I was recently contacted by an alumna who had graduated in the 1950s and was in the process of selling her home of many years to move to a smaller residence. She had unearthed a collection of Mills College dishware in her garage, and I agreed to undertake a discreet repatriation of the items.

After several decades of disuse among spiders and other small garage inhabitants, the dishes needed a good washing before returning to their original home. While at the sink, I noticed that the collection wasn’t strictly a matching set. There were variations in the manufacturing marks, base color, striping, and decoration.

Curiosity used to kill the cat, now it just kills hours online. In my quest to learn more, I first turned to eBay, where I hoped to find similar items with descriptive information. I learned instead that there does not appear to be a flourishing online resale market for liberated Mills College china, although a virtual treasure trove of old Crest yearbooks is available, along with vintage song sheets, postcards, and photographs. (Oddly, a search for “Mills College” also returns a plethora of October 1987 Playboy magazines; the “back to campus” issue featured, separately, actress Donna Mills and college football.)

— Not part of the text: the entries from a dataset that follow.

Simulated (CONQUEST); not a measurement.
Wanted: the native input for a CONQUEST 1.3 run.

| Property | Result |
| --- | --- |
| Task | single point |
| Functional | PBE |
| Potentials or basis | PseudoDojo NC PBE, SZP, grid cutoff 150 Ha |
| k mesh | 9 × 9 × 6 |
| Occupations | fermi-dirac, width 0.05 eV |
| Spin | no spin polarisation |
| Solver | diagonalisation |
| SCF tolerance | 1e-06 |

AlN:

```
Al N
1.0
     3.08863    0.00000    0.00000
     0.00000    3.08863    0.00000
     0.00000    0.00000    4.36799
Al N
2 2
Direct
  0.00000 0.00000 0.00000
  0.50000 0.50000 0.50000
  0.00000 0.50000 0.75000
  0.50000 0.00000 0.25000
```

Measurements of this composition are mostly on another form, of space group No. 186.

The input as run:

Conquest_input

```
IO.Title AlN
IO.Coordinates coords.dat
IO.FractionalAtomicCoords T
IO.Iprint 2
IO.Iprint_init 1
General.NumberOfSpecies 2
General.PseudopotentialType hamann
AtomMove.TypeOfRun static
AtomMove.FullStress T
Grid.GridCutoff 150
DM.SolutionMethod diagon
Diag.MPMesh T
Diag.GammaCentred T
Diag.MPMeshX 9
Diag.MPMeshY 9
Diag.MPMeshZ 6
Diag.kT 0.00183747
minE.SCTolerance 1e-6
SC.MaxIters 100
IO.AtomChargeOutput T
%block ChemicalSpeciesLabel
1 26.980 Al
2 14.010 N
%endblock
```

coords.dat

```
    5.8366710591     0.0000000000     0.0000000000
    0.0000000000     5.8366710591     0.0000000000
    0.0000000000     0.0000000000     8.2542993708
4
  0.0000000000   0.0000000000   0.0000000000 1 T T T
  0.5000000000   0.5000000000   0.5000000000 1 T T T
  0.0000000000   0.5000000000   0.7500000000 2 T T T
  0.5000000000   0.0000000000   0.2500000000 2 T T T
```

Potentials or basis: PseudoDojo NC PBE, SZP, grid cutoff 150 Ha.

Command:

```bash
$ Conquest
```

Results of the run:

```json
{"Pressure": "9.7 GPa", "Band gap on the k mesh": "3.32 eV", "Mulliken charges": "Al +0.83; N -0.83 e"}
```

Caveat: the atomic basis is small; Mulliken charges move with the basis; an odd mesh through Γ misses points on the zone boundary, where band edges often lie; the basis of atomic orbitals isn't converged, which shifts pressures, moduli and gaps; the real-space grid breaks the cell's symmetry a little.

The clues provided by the manufacturers’ marks led me into a crash course on the long history of mergers, bankruptcies, and take-overs in the china industry. The three different marks on the dishes in this “set” could plausibly have come from the same lineage as the company changed ownership over time. Dishes with the OP Co stamp were produced from 1885 to 1890, the Wallace China stamp was in use from 1931 to 1964, and the Mayer China imprint, the most common in the batch, was used from the 1940s to the 1960s. Mayer produced restaurant ware for railroad dining cars, country clubs, and some of the finest restaurants and hotels in the United States—as well as for Mills.

A design appearing on several pieces incorporates a motto that I had never seen associated with Mills College—“Pro Christo et Mundo”—and led to more questions and research. Thanks to Google books, I found reference to the unfamiliar motto in a profile of Dr. Luella Clay Carson, then president of Mills College, published in the November 1913 issue of Sunset, The Pacific Monthly.

“Along with the intellectual training must go the developing and deepening of the spiritual nature which is the highest function of a woman’s college. And thus ‘Greater Mills College’ will interpret to a new generation its motto ‘Pro Christo el Mundo’,” President Carson told her interviewer. (Dr. Carson’s interview also included her characterization of the ideal woman: “Learned but modest, brilliant but unassuming, efficient but unselfish, with respect for men and reverence for God.” Unfortunately, the article did not include any description of the ideal man.) 

I’m no Latin scholar, pero mi español es good enough to figure out that Pro Christo el Mundo doesn’t translate to “one destination, many roads.” The motto, likely an artefact of Mills’ early days as a young women’s seminary, persisted on official College publications at least until 1920; by 1938, the cover of the Crest bore the phrase to which we are more accustomed: “Una destinatio, viae diversae.”

But perhaps even more interesting than the history of the dishware itself is to imagine the generations of students who dined from them. Once upon a time, meal times at Mills were much more decorous than they are today. First-year students were welcomed with the Dean’s Dinner, a formal candlelight affair held in the residence hall dining rooms and presided over by the imposing figures of the deans of students and of the faculty. The event undoubtedly provided a good opportunity for classmates to assess one another’s fashion sense and table manners.

First-year students dress up for the Dean’s Dinner in the 1950s

And the importance of manners was of great concern. A May 1957 article in the campus newspaper included one student’s suggestion that “because below-standard knowledge of manners and etiquette seemed evident among Mills girls, [students should] have meetings once a month in the halls to discuss such items as grooming, how to lead a conversation, and how to set a formal dinner table.” After debate, the idea was turned over to the Social Committee.

Dinner also set the stage for countless “candle passing” ceremonies, a ritual for newly engaged students to announce their change of status. The bride-to-be and, usually, her best friend, secretly prepared a small bouquet and taper candle adorned with the prized engagement ring. At dinner, the kitchen staff would bring the bouquet into the dining room, where it would pass hand to hand and table to table. When it finally reached the newly betrothed, she would blow out the candle and claim the ring. I’ve been told the ceremony was also used to celebrate grad school acceptance letters and even took place in Founders, where plain white restaurant ware has now replaced the Mills china.

When I was a Mills student in the late 1980s, I had heard jokes about four years’ tuition including place settings for eight. I thought they were just references to all the dishes that left the dining room and eventually turned up in the rec room kitchen sink. Now I wonder: how many other Mills women packed up institutional china along with their books and bloomers?